Go, Gary K. Wolfe!

The new issue of Locus arrived just before we left, so I spent some time reading reviews and commentary on the SF field over the weekend. It's actually a pretty good issue-- the retro-review of Isaac Asimov is interesting, and while the John Barnes interview doesn't ask the important question ("How can the same person write Mother of Storms and One for the Morning Glory?"), he says some interesting things about his other books. There's also a recommended reading list, that I'll probably comment on elsewhere.
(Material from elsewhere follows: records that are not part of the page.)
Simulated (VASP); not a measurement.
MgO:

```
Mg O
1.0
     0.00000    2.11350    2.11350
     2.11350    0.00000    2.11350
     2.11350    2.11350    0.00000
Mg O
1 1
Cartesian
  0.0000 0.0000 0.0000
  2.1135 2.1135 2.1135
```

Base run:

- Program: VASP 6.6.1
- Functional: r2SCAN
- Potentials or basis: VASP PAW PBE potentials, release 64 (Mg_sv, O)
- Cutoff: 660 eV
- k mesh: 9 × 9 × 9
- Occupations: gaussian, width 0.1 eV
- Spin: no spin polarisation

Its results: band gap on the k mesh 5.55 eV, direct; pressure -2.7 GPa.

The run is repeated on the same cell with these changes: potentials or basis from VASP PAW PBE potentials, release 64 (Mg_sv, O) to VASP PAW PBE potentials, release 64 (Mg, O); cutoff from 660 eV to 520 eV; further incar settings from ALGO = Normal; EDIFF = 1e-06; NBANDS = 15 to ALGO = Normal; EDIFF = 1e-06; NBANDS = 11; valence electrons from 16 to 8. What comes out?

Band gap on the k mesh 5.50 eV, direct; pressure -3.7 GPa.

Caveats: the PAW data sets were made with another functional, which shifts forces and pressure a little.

I do want to mention, though, the review column by Gary K. Wolfe, in which he reads a stack of SF thrillers so you don't have to. In particular, he comments on Kim Stanley Robinson's forthcoming Sixty Days and Counting:

Part of the problem, of course, is Robinson's own fault: one of his main flaws as a writer of political thrillers is that he's not nuts.

Orson Scott Card's Empire:

Card, at least in this novel, seems to draw his ideas of setting from Mapquest and of characterization from Mattel action figures... Since nearly all the best lines are given to the more right-wing figures, the overall effect is almost as if Ann Coulter had taken over a story conference for the TV series 24.

and (briefly) Michael Crichton:

[O]ne reason for taking note here of Michael Crichton's recent awful-warning novel Next is that it gives me the opportunity to point out how comparatively moderate, reasonable, and temperate Orson Scott Card seems.

I love it when reviewers get cranky.